Earlier this year, Professor Leslie Book of the Villanova University Law School stated, “The IRS has yet to fully acknowledge its role as one of the most important federal agencies in terms of delivering benefits.” According to the Government Accountability Office (GAO), from April 2020 through the end of 2021, the IRS distributed $837.5 billion in total Economic Impact Payments and $93.5 billion in advance child tax credit payments.
Although the IRS is a social benefit provider, it maintains a policy of race neutrality in its data collection. In addition, since the IRS does not collect racial data, it is difficult to ascertain if the IRS treats people of color fairly in its interpersonal interactions and structural policies. Essentially, the IRS has a “color-blind” approach that it believes protects it from being racist. In reality, this approach simply makes it difficult to know how its actions affect communities of color.
Interpersonal interactions for which it would be very important for the IRS to track race data include referrals to the Department of Justice for criminal investigation, civil penalty assessments, settlement amounts, and denial of innocent spouse relief. Although NWTRCC has not witnessed racial disparity in how war tax resisters are treated by the IRS, our sample size is too small. It would be helpful to have the big picture data to determine if being a war tax resister carries a greater risk for people of color.
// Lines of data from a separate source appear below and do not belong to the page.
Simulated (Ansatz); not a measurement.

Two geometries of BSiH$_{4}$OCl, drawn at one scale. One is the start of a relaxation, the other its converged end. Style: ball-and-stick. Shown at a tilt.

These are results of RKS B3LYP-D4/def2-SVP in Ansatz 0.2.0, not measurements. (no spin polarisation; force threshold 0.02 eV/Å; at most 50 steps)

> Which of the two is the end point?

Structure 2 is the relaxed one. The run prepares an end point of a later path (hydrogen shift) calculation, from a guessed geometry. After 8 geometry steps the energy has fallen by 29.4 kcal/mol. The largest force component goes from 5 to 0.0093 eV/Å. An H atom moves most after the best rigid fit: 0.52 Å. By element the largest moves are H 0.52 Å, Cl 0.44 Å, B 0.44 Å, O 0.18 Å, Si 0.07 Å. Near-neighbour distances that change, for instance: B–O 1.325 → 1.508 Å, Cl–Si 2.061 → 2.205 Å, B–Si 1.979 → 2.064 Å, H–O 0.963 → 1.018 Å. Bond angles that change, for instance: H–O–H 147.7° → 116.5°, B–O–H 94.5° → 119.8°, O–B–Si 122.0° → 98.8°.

From a recent Standford study, we do know that Black people are 2.9 to 4.7 times more likely to be audited than other race groups. The largest disparity occurs with those claiming the Earned Income Tax Credit. Black filers accounted for 21% of EITC claims, but were the focus of 43% of EITC audits. The researchers believe that the IRS algorithm is to blame.
In drafting structural policies, Book stated that the IRS needs to consider the following: (1) will a policy promote racial equity; (2) how will a policy affect historically unfairly treated communities; and (3) will a policy perpetuate or exacerbate racial inequity.
One thing that we do know is that extremely wealthy white men have a significant voice in forming the tax code. Pro Publica has reported how billionaires influenced the Trump-era tax cuts. (This was reported in an August 2021 article entitled, “Secret IRS Files Reveal How Much the Ultrawealthy Gained by Shaping Trump’s ‘Big, Beautiful Tax Cut.’” The most vulnerable do not have a direct phone line they can use to influence tax policy.
~Post by Lincoln Rice
[The main source for this article was Tim Shaw, “Law Professor: IRS Should Embrace Race Data to Promote Equity,” at tax.thomsonreuters.com.]